Saturday, March 4, 2017

North Korea Sanctions Report Lists UNSC Member Egypt, DRC and Sri Lanka, ICP Online Here


By Matthew Russell Lee

UNITED NATIONS, March 4 – The new North Korea sanctions report by the UN Panel of Exports, which AP says they "obtained" but which Inner City Press puts online in full here, lists not only weapons sales to Egypt and to the Democratic Republic of the Congo (which AP vaguely calls "Congo" - Brazzaville?) but also to Sri Lanka. In paragraph 103 of the report is it recounted that "a diplomat of the Democratic People’s Republic of Korea named Mr. Kim Hyok Chan, and another Angola-based diplomat named as a Green Pine representative, Mr. Jon Chol Young, traveled together to Sri Lanka three times (between 2014 and 2016) to discuss shipbuilding projects. Described as boat-building experts, they reportedly met with the State Minister of Defence of Sri Lanka on 5 November 2015 to discuss building naval patrol vessels at a Sri Lankan shipyard prior to sale to its navy. The Panel has yet to receive a reply from Sri Lanka."
   More than 24 hours after North Korea's missile launch, and that government calling it a success, Japan's Mission to the UN tweeted that it had requested an urgent UN Security Council meeting along with South Korea and the United States.
  And even before the meeting a Press Statement was agreed to. Sweden tweeted it first; Inner City Press asked the Council's president for February Ukraine to confirm it was agreed before the meeting and they did.
  Inner City Press asked Japan's Ambassador Koro Bessho if any member had brought up the THAAD missile deployment by the US in South Korea. He told Inner City Press to ask the country it thinks may have raised it. Watch this site.
  While that meeting took place, this from US Ambassador Nikki Haley on the North Korean Missile launch: “We call on all members of the Security Council to use every available resource to make it clear to the North Korean regime – and its enablers – that these launches are unacceptable. It is time to hold North Korea accountable – not with our words, but with our actions.”
  Under Samantha Power, the US Mission was selective in how it doled out information, and ignored the UN's eviction and ongoing restriction on the Press which reports on UN corruption.  This should be changing, but hasn't yet. Watch this site.

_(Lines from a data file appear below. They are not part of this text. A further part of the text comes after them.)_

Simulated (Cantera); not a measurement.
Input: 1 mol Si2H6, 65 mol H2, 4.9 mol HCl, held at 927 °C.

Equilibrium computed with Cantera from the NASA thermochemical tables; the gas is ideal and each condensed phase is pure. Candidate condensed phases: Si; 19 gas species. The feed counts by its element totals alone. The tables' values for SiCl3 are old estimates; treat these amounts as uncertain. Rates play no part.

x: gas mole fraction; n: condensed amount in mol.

After North Korea conducted its last  nuclear test, the UN Security Council met on September 9 and issued a Press Statement.

  Inner City Press asked South Korea's then-Ambassador Oh Joon (who went on to support Ban Ki-moon's failed campaign for South Korea's presidency) if the THAAD deployment didn't in some sense escalate things. Pressed, Oh Joon said, “China's nuclear deterrence doesn't have anything to do with this issue.”

Now on November 30 a new resolution passed 15-0 (full text on Scribd here), after the US election, with the Obama administration and US Power and Mission in lame duck status.

Both China and Russia spoke against the deployment of the THAAD system in South Korea. But even the word wasn't mentioned in the three questions pre-picked by Samantha Power's spokesman (Reuters, Kyoto, KBS), much less in the answers. More was said of South Korean Ambassador Oh Joon flying to Korea tonight - to work on a Ban Ki-moon presidential campaign? Inner City Press asked, but it was not answered at the end.

Ban Ki-moon came to speak, which he doesn't do on other countries - essentially, video for a run for President of South Korea. US Samantha Power, when she mentioned the ban on monuments sales, cited only Robert Mugabe and Laurent Kabila, not those of other US allies.

Afterward at the stakeout, asked by KBS what chance these new “statue” sanctions have of stopping North Korea, Power made dubious analogies to sanctions not only on Iran but also South Africa and Serbia. It's a problem from hell, including these unfettered journalists who want to ask non pre-picked questions...

  But it'd be “prohibiting member states from buying North Korean made statues. The DPRK has developed a cottage industry building statues in numerous African states, mostly via the Pyongyang-based Mansundae Art Studio. Mansudae’s work can be seen in Cambodia, Angola, Benin, Chad, the Democratic Republic of Congo, Equatorial Guinea, Ethiopia, and Togo.”